Legislation can include the following components:

ELIGIBLE TECHNOLOGIES
Allowing a variety of DR/DER technologies to participate in VPPs can maximize customer eligibility and the benefits of VPPs.
CUSTOMER ADOPTION
Directing regulators to enhance program opportunities and compensation for vulnerable communities can increase adoption of DERs and participation in VPPs across all customers.
ENABLING POLICIES
A range of legislative approaches can promote VPP deployment based on how advanced VPP development is in a given state. Bolstering incentives for DER adoption, directing PUCs to conduct proceedings on VPP development, ensuring that grid services from aggregated DERs are sufficiently considered in utility planning processes, removing rules that prevent demand response from participating in wholesale markets, or creating VPP programs and tariffs can all support VPP deployment.
PROGRAM HARMONIZATION
Sometimes past regulation and legislation has led to management of DERs and VPPs through a number of uncoordinated programs and regulatory dockets. Legislation can seek to integrate existing approaches into a more rational, harmonized, and consistent approach.
PROGRAM SCALE
Directing regulators to establish scalable programs and create utility capacity procurement targets for VPP programs can create a pathway for programs to progress beyond the pilot stage.
GRID SERVICES
Allowing VPPs to be compensated for multiple grid services (capacity, frequency regulation, etc.) can maximize their value for utilities and customers while ensuring fair compensation to participants.
UTILITY INCENTIVES
Directing/requiring regulators to establish revenue opportunities like performance incentive mechanisms (PIMs) tied to VPP deployment, adoption, and utilization can encourage utility support for VPP programs.
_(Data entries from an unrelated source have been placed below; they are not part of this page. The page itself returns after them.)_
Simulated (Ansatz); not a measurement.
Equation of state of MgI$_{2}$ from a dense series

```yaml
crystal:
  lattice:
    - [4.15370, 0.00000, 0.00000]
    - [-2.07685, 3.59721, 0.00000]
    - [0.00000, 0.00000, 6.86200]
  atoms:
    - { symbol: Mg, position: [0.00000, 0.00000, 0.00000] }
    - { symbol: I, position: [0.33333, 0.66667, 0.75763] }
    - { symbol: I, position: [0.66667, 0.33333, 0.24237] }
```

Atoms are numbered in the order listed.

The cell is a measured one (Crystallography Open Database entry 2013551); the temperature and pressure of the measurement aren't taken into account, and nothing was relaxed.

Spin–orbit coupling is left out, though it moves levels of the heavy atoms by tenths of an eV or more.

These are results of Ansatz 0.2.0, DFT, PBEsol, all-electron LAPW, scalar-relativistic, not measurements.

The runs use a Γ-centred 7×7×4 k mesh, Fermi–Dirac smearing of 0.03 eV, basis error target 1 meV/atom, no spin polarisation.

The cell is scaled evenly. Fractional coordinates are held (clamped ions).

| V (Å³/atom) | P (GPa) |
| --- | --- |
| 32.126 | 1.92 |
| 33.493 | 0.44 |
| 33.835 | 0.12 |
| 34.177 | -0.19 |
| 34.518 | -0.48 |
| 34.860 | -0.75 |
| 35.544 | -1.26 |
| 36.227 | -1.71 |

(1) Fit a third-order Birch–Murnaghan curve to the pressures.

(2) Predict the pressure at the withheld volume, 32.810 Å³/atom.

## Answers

The table below provides examples of how authority and responsibility for VPP programs may be distributed across key entities.

VENUEPOTENTIAL ROLES
Legislature
  • Establish policy framework
  • Create requirements for regulators to establish incentives for DER and VPP deployment
  • Create reporting and transparency requirements
  • Remove barriers to DER market participation/aggregation
Regulator
  • Enable VPPs to provide different grid services
  • Create incentives for utilities to support VPP programs
  • Define program requirements and harmonization
  • Require, evaluate and approve VPP programs
Administration
  • Coordinate with other state DR/DER incentives and programs
  • Support VPP legislation and direct regulators to implement VPP programs
RTO/ISO
  • Enable DER interconnection and aggregation
  • Create market mechanisms for VPPs to participate in

REAL-WORLD EXAMPLES

As of 2025, at least five states have passed VPP-related legislation. In 2024, an additional six states introduced VPP-related legislation.
California flag

California

California enacted legislation (A.B. 205) in 2022 authorizing the California Energy Commission to implement and administer the Demand Side Grid Support (DSGS) Program, a VPP which provides peak load reduction during summer extreme weather events. To date, the program has enrolled over 800 MW of capacity across hundreds of thousands of controllable customer-owned devices, including smart thermostats, batteries, and grid-connected EV chargers. In July 2025, the batteries enrolled in the DSGS program dispatched during a peak load event, reducing load by over 500 MW. Over the next four years, the DSGS program is expected to grow, saving customers between $28 million and $206 million.
Virginia flag

Virginia

Virginia passed legislation (H.B. 2346) in 2025, which requires Dominion Energy to propose a 450 MW VPP pilot program by the end of this year. Following the pilot's conclusion in 2028, the State Corporation Commission must initiate a proceeding to establish a permanent program.
Case Study Icon

Case Study: Colorado

OVERVIEW

Colorado passed the Modernize Energy Distribution Systems Act in 2024 to pave the way for VPP development in the state. The legislation requires Xcel Energy, the largest electric utility in the state, to submit a plan for a VPP program and a tariff for performance-based compensation to the Colorado PUC by February 1, 2025. Critically, the legislation requires Xcel Energy to develop a fully-fledged VPP program rather than a pilot program with the potential for expansion down the road. As of August 2025, the Colorado PUC is reviewing Xcel Energy's application for a VPP, which would be deployed in 2026 and grow to 125 MW by 2030.

THE DETAILS

Grid services
The legislation specifies several grid services for which the VPP should be compensated, including local and system peak reduction, transmission and distribution investment avoidance or deferral, and voltage support, among others. This allows the grid to more fully benefit from the services VPPs can provide.
Eligible technologies
The law is technology neutral as it does not explicitly state which DR/DER technologies should be included or excluded from the VPP program.
Customer adoption
The legislation does not contain any provisions designed to facilitate low-income household participation in the VPP program.

KEY TAKEAWAYS

Through this legislation, Colorado has paved the way for its residents to experience the cost savings that VPPs can provide. Overall, the legislation establishes clear criteria that the VPP must fulfill, like grid services, while allowing Xcel Energy and the Colorado PUC to determine other key components of the VPP.